Predicting NSE Stock Price by Using Multiple Regression Technique with R

Plethora of study has been done to forecast a stock price using predictive algorithms and other statistical techniques. As a novice in the field of machine learning, I was curious to see to how a stock price can be predicted using multiple regression.

For this, I have pulled some data from nseindia.com and then processed these to suit my needs. This page has the quick summary of my study and findings. 

What did I expect before starting the study?

My intention was to find out key variables of the stock that can help to predict the stock price for the next day. I anticipated that stock price is very much depended on below 3 variables:

  • India volatality index  - This index is maintained by NSE and tells overall stock market volatility.
  • Delivery percentage of the stock - This tells what percentage of stocks traded is not for intraday
  • Overall volume of the stock - Number of stocks being traded, typically an increasing volume should confirm the trend 

Lets check out how much of this understanding comes true as per the model.
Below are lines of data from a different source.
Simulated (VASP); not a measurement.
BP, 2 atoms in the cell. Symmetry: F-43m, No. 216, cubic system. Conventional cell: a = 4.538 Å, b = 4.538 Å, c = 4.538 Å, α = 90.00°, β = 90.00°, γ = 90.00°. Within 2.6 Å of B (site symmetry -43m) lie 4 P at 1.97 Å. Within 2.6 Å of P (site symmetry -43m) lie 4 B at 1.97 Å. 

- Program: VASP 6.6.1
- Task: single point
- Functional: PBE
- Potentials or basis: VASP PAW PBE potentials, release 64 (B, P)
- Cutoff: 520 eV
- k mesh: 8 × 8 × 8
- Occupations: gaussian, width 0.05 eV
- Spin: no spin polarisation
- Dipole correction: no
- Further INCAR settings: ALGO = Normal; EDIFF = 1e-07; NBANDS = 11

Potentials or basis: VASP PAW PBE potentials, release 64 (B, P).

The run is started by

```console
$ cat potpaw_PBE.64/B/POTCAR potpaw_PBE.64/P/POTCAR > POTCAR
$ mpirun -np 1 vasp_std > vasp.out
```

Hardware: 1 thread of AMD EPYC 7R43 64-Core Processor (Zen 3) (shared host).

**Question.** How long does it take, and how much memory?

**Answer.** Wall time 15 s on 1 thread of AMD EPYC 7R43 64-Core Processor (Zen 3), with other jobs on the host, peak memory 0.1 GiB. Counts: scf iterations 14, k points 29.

Data sample from NSE, India

I have taken 3 different datasets to do the analysis. Data is extracted for the two years 2015 and 2016.

  • HINDALCO stock data
  • NIFTY index data
  • Volatility index VIX data

Above 3 sets of data is used to derive a combined data set with most relevant variables based on stock market domain knowledge.

  • Date – Date on which all the values are applicable
  • HINDALCO_NextDayclose – HINDALCO stock closing price for the NEXT day compared to date value
  • IndiaVIX_Close – VIX index closing price for the day as in date
  • NIFTY_Change – Change in NIFTY index price compared to previous day
  • Price_5SMA – 5 day simple moving average for HINDALCO closing price
  • Price_14RSI – 14 day relative strength index(RSI) based on HINDALCO closing price
  • Volume_5SMA - 5 day simple moving average for HINDALCO closing volume
  • Volume_14RSI - 14 day relative strength index(RSI) based on HINDALCO closing volume
  • Delivery_Percent_3SMA – Percentage of HINDALCO stock delivered as compared to number of stocks traded.

R model using multiple regression

Below is the model result in R with all the independent variables

Multiple regression output from R code

If you observer the model output, some facts are obvious:

  • IndiaVIX negatively influences stock price. That seems to be correct because increase in volatility is observed with decrease in stock and index values. However, IndiaVIX variable is not a significant one for our prediction.
  • NIFTY_change, Price_5SMA, and Price_14RSI are significant variables for us.

Further refining this initital model led me to final model where all the variables are significant and R square value is highest. Final model R output is as below:

Final model is built by considering most significant independent variables

  • NIFTY_Change
  • Price_5SMA
  • Price_14RSI

Final output from R model

Overall regression accuracy is quite high. Adjusted R square is “0.9871”. That means 98.71% of HINDALCO closing price can be explained by the variance in the input variables. F stat value of 6081 is quite high and indicates that model is significantly good.

RESULTS: How accurate is this model to predict?

If we plot the actual and predicted values on validation data set(as in the diagram below), it looks that the values are very close. This is good for the model.

Stock Price: Actual vs Predicted

Did my initial expectation proved to be true?

Answer is No.

It turned out that Volume_5SMA, Volume_14RSI and Delivery_Percent_3SMA are not significant variables for the final model. This is contrary to common understanding.

However, this result may need further verification by back-testing with larger data set. Also, another possibility is that 5 day SMA variable may already contains the impact from these variables.

Scope for enhancing the model

Though the model has done a good job in analyzing stock price, business should also consider further enhancing the model as below.

  • This model is built by considering closing price. We can also do another model by considering opening price. This will help to build a prediction of stock price with a range – this is much more helpful for making trading decisions.
  • This model(or enhanced model) needs to be tested on larger sets of data for multiple stocks. That will help to fine tune the model accuracy.
  • It would be interesting to vet this model by adding few more technical indicators such as – EMA(exponential moving average), MACD(moving average conversion diversion), and ADX (average directional index).